WHERE ARE MY KEYS
ROXANNE / KATELYN FARSTAD, SOPHIE WEIL
For this performance ROXANNE was equipped with megaphones; Sophie held it while Katelyn spoke into the microphone. Then we switched. We made fun of people we saw and also offered deep existential thoughts about the nature of the world, in passing. We offered up free art criticisms. We hung a painting in a tree. We walked in circles around the lake in the middle of the park, having an audible private conversation. One gentleman followed us the entire time. Katelyn tripped a few times and laughed into the megaphone. Sophie asked Katelyn questions like “I swear, have you seen my keys? Yes I already checked my pockets, YES I LOOKED AT THE COUCH CUSHIONS I SWEAR THEY HAVE GOT TO BE HERE SOMEWHERE?” Our costumes were formal wear, nylons over our faces, wigs, and a fake butt worn on our backs. We wear our asses on our sleeves, giving those that wear their hearts on their sleeves a bit of a break. We walked around the park, laid in the grass, harassed people on Segway’s, and started crying because we just couldn’t find our keys, and felt eventually as if someone stole them. Losing your keys is perhaps a metaphor for misplacing anything that is seemingly important and functional, prohibiting as well as simultaneously admitting access. Anger follows these types of losses.
This performance was in conjunction of the release of a publication called AWANNANANAW GARDEN including essays of institutional critique as well as critiques of critique, which was organized to coincide and take place on the same night as The Walker Art Center’s annual benefit AVANT GARDEN.

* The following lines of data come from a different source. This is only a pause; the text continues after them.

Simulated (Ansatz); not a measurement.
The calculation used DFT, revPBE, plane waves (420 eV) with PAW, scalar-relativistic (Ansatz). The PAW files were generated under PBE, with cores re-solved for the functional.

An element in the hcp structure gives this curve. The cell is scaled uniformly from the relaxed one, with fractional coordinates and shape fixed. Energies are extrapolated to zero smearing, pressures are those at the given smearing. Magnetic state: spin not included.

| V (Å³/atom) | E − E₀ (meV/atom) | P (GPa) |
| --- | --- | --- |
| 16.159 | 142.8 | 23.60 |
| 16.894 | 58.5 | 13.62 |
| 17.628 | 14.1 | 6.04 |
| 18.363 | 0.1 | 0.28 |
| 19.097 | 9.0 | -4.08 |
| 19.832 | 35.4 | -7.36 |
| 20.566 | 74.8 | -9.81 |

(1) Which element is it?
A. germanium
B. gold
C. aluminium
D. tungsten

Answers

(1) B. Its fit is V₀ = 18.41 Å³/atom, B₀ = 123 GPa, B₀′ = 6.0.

The title of our piece, “Where Are My Keys” refers also to the language the Walker employed to distinguish the levels of donation and access: “gold key, silver key” etc. We wanted to make a comment that art should not require keys, or special access, but rather strive to destroy all lines of exclusivity. Keeping in mind the over capitalization and professionalization of artists today, the admittance of stupidity as a quality we all possess, and an attempt to interrupt passersby’s otherwise passive courses of action, this performance was two hours long and lasted until we were exhausted by our own attempts.